Prove More, Run Less: When a Sound Analysis Becomes an Optimizing Compiler

There is a claim hiding inside abstract interpretation that sounds too strong the first time you say it out loud: a compiler optimization is just runtime work you proved you don't have to do. Not a metaphor — a definition. Walk the textbook list and every entry is a static fact plus the runtime work that fact makes redundant. Constant folding needs a proof that the operands are constants. Dead-branch elimination needs a proof that a guard is always false. Bounds-check elimination needs a proof that the index lies in range. Overflow-check removal needs a proof that the arithmetic doesn't wrap. The optimization is the deletion; the analysis is the license.

Once you see optimization that way, the obvious question is whether you can run it backwards: if every optimization is licensed by a proof, and an abstract interpreter is a machine that manufactures sound proofs about a program, then how much of a compiler is already sitting inside the analysis? The answer turns out to be: most of it.

Two halves of one enterprise

It's tempting to say abstract interpretation is "compiling by proving." That's almost right, and the gap is the interesting part.

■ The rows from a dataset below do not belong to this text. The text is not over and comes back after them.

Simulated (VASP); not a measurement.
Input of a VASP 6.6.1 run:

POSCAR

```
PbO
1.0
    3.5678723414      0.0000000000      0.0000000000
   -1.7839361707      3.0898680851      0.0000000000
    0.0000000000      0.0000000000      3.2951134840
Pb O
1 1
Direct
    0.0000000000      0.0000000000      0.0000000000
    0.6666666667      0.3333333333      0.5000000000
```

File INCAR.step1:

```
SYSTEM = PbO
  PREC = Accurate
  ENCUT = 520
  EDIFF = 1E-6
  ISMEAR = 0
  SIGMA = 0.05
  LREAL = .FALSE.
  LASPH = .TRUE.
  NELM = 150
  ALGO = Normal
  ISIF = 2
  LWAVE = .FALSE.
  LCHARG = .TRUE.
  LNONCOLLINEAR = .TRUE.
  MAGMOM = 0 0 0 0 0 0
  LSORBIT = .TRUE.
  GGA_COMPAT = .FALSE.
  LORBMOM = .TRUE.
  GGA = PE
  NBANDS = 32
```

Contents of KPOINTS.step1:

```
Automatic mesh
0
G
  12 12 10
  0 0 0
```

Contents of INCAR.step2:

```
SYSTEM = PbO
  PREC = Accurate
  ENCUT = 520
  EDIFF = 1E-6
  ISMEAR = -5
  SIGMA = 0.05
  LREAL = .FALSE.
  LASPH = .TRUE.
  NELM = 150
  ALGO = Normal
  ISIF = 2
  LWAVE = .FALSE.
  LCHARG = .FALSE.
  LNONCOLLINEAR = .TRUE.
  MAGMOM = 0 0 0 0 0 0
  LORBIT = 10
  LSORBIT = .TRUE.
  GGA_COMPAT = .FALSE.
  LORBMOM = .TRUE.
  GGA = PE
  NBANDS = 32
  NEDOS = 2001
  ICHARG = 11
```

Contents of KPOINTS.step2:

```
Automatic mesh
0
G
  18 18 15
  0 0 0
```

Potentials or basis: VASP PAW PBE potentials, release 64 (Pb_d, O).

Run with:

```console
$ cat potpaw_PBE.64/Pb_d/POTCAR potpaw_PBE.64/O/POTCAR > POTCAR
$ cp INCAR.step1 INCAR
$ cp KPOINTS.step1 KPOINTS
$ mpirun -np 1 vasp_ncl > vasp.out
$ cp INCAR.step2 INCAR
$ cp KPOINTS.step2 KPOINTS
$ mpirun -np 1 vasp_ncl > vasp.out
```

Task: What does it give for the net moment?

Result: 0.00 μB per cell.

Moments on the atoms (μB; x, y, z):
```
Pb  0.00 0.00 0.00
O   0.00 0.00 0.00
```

An abstract interpreter proves a property: at this program point, the set of reachable states is contained in γ(a). It is a one-sided over-approximation. It constrains the possible execution traces, but it does not, by itself, change a single instruction.

"Compiling by proving" — in the Futamura sense, and in the recent K-framework work of the same name — proves an equivalence: this fast residual program computes exactly what running the interpreter on the source would. It specializes the interpreter to the program. Notably, it needs no facts about inputs at all.

So they are different kinds of proof. The hinge that fuses them is this: a precise-enough over-approximation becomes an equivalence. If the interval domain proves the top of the stack is the singleton {0}, the abstraction has collapsed to a point, and now folding [push k, add] into [push k] isn't merely permitted — it's forced. The invariant got strong enough to specialize the code. Abstract interpretation hands you the fact; partial-evaluation-style rewriting cashes it in; and the rewrite itself must be proven semantics-preserving. The two halves meet exactly there.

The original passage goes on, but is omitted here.